Re: It can not be only me...
Re: It can not be only me...
- Subject: Re: It can not be only me...
- From: Christopher Nebel <email@hidden>
- Date: Sat, 6 Dec 2003 00:06:54 -0800
On Dec 5, 2003, at 9:35 PM, Michael Terry wrote:
On Dec 5, 2003, at 8:28 PM, Deivy Petrescu wrote:
Since I have not heard it from any one of you, it seems that it can
not be epidemic, however, I am getting some weird stuff with Posix
file. E.g.:
___
set k to path to "cusr" as string
set pk to POSIX file k
pk --file ":.:SantosFC/Users/deivy/"
Since I see that someone has already answered, I'll just say that I,
too, was confused by this result a few months ago. 'POSIX file', I
thought to myself. 'That has something to do with UNIX, right? Isn't
our shiny new OS expected to be POSIX compliant, you know, at some
point? Then wouldn't a POSIX file be a slashy path to a file like in
UNIX?' Of course, I didn't know what I'd do with a POSIX file once I
had one, but whatever. No, instead, POSIX file takes a string, which
is certainly not a POSIX file, and turns it into a Mac file, which is
also not a POSIX file. Or maybe it is now, I guess.

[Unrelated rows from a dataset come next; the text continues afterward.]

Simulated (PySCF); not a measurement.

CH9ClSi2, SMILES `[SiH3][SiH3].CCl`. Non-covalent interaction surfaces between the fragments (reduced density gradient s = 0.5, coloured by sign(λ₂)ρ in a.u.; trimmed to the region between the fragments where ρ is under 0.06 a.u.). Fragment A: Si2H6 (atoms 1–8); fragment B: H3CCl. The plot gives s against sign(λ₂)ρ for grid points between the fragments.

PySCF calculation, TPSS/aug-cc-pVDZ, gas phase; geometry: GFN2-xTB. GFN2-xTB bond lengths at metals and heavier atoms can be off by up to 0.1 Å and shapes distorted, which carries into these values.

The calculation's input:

You know, we thought this was obvious enough when we created it, but
obviously it wasn't, because lots of people get screwed up by this.
First off, a file is a file is a file. There aren't really two
different kinds of files, there are two different ways of referring to
files. "file" lets you give a "name" which is a Mac-traditional path;
"POSIX file" lets you use a "name" which is a POSIX path. Both of
these evaluate to a file object, and the canonical way to display one
of those is as 'file "mac:traditional:path"'. Given a file object, you
can get its Mac path by saying "as string", or get its POSIX path by
asking for its "POSIX path" property.
"POSIX path" is mostly useful with "do shell script", since all shell
commands take files as POSIX path strings. "POSIX file" is mostly
useful either when "do shell script" spits out a file path, or when you
want to get to a file that's in a location easier to specify
POSIX-style, such as /etc/hostconfig.